Golden Rules of Mutual-Fund Investing

The following is an excerpt from a recent speech Morningstar analyst Bridget Hughes delivered at the Atlanta Journal Constitution's investment conference.

If it seems like you're swimming in a big sea of meaningless numbers, I'm not surprised. If you feel bombarded by mutual-fund advertisements, you're not alone. And if you don't know who to listen to when it comes to investing, welcome to the club.

With more than 10,000 mutual funds out there, how could anyone not be overwhelmed? When you take into account the sea of information on stocks and bonds, all the change in financial markets, and your lack of time or desire to research investments, investing right seems almost impossible. Believe me, I know how some of you feel. This is my job and I love it, but I've got a five-month-old son, and often, all I want to do is play.

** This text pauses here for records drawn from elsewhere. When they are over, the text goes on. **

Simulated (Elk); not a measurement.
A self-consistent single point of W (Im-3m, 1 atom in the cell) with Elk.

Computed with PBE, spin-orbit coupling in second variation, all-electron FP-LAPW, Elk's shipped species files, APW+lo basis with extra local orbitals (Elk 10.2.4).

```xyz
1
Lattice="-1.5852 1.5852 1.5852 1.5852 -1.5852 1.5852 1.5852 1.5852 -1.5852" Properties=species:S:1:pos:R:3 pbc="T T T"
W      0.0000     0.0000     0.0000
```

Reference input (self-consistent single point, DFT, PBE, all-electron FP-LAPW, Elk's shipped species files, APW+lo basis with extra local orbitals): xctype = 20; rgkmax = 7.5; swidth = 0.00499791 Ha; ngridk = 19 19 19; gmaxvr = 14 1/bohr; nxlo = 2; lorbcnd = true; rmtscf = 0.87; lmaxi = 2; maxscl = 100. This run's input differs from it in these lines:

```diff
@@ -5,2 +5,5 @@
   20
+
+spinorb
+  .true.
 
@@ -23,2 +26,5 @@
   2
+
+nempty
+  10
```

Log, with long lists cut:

There's bad news and good news.

The bad news is that it is not easy to manage all that information. And it is easy to make mistakes.

The good news, though, is that practically all the information you need to make smart investment choices is out there, whether you invest on your own or you use a financial planner. And if you do a little homework, you'll find investing in funds really isn't that hard. And, it gets easier as you become more experienced.

Following are some tips, or golden rules, to help you invest better, to help you reach your goals, and to help you free up time to play.

Know Yourself
First and foremost, you must know yourself.

Try to get an idea of how much risk you're able to handle. Do a gut check. If your $10,000 investment turning into $6,000 doesn't sit well with you--even if it could subsequently bounce back--perhaps an emerging-markets fund isn't the fund for you.

You also need to do a reality check. What are your goals? If you need to turn $10,000 into $50,000 in a year and a half, an intermediate-bond fund probably isn't the answer. Work on setting realistic expectations for both your goals and your funds.

Finally, know your portfolio. Look for areas that are over-represented and for those that are lacking. For example, is your portfolio overly concentrated in the large-cap growth area? Are you missing investments in small-cap stocks? And don't forget to account for the cash that mutual funds hold.

Know What You're Buying
Once you've "found yourself," spend some time looking under the hood of funds.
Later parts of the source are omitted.